By Martinne Geller
LONDON (Reuters) - Whitbread <WTB.L> shares jumped more than 7 percent on Wednesday after U.S.-based hedge fund Sachem Head Capital Management declared a 3.4 percent stake in the British hotel and coffee chain operator.
Whitbread, owner of Costa Coffee and Premier Inn, has been the subject of break-up speculation in the past.
Sachem Head has previously taken activist positions at companies, though it is unclear whether it will push for changes at the FTSE-100 leisure giant.
The hedge fund has already met with Whitbread management, according to a person familiar with the matter.
Before Wednesday's jump, Whitbread shares were down nearly 2 percent this year, having risen in part on hopes that Premier Inn's domestic hotels would benefit from foreign visitors cashing in on the weak pound. They fell back when those benefits turned out to be smaller than expected.
The company warned in April of a tougher consumer environment, as rising inflation and muted wage growth forced consumers to rein in spending.
The shares closed about 7.5 percent higher at 3,990 pence.
Sachem Head, with about $4 billion (£3 billion) in assets under management, was founded in 2013 by Scott Ferguson, one of a number for former partners at Bill Ackman's Pershing Square Capital Management who have launched their own funds.
The New York-based firm has been popular with investors, both because of its steady run of positive returns and the fact Ferguson, who shies away from being called an activist, largely stays out of the headlines.

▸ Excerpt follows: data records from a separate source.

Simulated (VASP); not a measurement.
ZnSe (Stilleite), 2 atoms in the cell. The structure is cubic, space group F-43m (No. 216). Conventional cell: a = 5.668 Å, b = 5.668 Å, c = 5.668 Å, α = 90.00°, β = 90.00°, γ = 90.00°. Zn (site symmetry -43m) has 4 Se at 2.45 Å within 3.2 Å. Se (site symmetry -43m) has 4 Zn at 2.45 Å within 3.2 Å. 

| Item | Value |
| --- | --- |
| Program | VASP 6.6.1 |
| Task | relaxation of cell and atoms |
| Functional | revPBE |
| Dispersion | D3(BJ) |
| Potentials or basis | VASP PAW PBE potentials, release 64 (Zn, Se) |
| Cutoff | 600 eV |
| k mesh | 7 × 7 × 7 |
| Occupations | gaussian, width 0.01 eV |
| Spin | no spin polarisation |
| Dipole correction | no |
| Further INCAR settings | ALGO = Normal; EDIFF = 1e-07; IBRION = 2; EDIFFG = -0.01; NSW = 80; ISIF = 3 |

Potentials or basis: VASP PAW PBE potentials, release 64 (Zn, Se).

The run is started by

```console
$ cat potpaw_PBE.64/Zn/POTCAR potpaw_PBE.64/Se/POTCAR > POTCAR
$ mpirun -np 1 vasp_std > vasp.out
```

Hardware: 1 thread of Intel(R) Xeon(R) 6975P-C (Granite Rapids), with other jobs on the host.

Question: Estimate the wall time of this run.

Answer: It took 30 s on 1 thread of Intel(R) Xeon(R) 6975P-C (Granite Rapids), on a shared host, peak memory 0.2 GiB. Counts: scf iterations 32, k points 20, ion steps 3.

Ferguson took a board seat at software maker Autodesk <ADSK.O>, and has held sizeable stakes in CDK Global <CDK.O> and Zoetis <ZTS.N>. Its current UK holdings include Worldpay Group <WPG.L> and Shire <SHP.L>.
A spokeswoman for Whitbread was not immediately available for comment.
A spokesman for Sachem Head declined to comment beyond Wednesday's regulatory filing, which declared contracts for difference over 6.2 million shares expiring July 2020.